Uniforms were fairly straight forward for my company. I wanted to keep them simple to reflect my previous work but make sure they reflected my brand values. With the logo, I created I was very cautious about what base colour I would use on the clothes. After thought, I decided to go with white. This meant that it would not take away any focus from the brand, and the company name and you can focus on the small design on the tops.
With my work uniforms designed, I went back to the brief and picked out that he company, Wild & Co Homes would hold local charity events. I took this into consideration and decided to create an extra uniform for these events. With this I went for more of a laid-back approach choosing to use a t-shirt instead of a polo-shirt. I added contrast and went for a black t-shirt with a much bigger logo’s. This was because in a larger crowd of people it may be hard for these tops to stand out. After all at these charity events you want your staff to be noticed, which is why I increased the logo size and also added them onto the back of the tops.
Creating a van template was something that I have never done before. I started off by making a rough design with the information that I thought was the most important and that needed to be on the van as advertisement. This included some of the brand values, the brand identity (the logo and typography of the brand name) and what the company is about. The biggest challenge was placing this information in the most creative way possible, trying to keep in mind that if the van had a good sense of hierarchy, people are more likely to read it and acknowledge it. Whilst knowing that I had to create a van template, I tried to look at van designs around Cardiff when I was walking around. What I found was a recurring factor was contact details. This is essential if a buyer wants to get in touch. I noted this down and made sure I added it into my design.

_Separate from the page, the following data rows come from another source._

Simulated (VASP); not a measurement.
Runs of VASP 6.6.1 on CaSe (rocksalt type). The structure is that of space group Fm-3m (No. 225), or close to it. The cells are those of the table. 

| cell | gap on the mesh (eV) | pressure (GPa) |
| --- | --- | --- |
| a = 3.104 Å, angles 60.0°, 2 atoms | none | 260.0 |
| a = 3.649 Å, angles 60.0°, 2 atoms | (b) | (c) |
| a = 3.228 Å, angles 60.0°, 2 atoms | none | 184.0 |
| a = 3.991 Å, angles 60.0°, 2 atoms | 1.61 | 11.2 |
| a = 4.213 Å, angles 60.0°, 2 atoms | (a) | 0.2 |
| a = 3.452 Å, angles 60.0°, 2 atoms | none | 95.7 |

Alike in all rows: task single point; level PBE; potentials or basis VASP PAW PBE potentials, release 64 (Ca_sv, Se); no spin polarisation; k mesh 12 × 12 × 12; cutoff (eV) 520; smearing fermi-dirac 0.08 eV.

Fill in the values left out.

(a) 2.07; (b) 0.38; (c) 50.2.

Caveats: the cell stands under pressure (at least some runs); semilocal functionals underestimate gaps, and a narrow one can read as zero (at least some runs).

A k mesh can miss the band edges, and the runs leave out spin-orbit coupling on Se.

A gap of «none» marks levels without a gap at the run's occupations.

For this van template, I download it off mockupworld.com. This helped me a lot because when I first read the brief I received, I did not have a clue on where to start. With this download It made my life easily, and only meant that I had to place my work in the correct positions which, when saved, would be shown on my van template. It was a new experience for me and made me realise that hierarchy in the subject area is extremely important to making a good design.
Throughout my project, I constantly thought that I need some sort of hierarchy that would stabilise my designs. I wanted to keep this as a constant flow in my work. This would not only give the design aspects hierarchy but something for customers to recognise the company from. Wild & Co Homes would embrace this and use it thorough-out the advertisement campaign. It represents the green house building company, and tries to give the message that it is connected to nature. Again, this is something that needed to reflect on my brand values. It needed to be professional and simple. The ‘4 colours’ are in matter of fact 1 pantone colour. I have chosen to use 4 different shades. This was to reduce the printing costs in the future. I was keen to try and stick to this as in a professional industry, it would save a lot of money. This overall colour system worked for the project. It did enhance the work I created in the web banners and stationary set, but also in the overall look of the company. Now, instead of it being recognised as ‘connected to nature’, which is what I thought for a good couple of months whilst designing the company, it can now be seen through these colours. As the company expands and becomes more well-known is where this colour system can enhance the company in a design aspect.
Originally I thought that creating a web banner would be reasonably simple. Reading into the subject, I realised that it would not be that way. I found that a web banner should work for many different sizes and shapes with the same content. After doing much research into different sizes of web banners, I tried to get my medium to work in every web banner size. This meant that I need a good sense of hierarchy. Again, I started to sketch simple ideas on paper, giving me a range of ideas to work from.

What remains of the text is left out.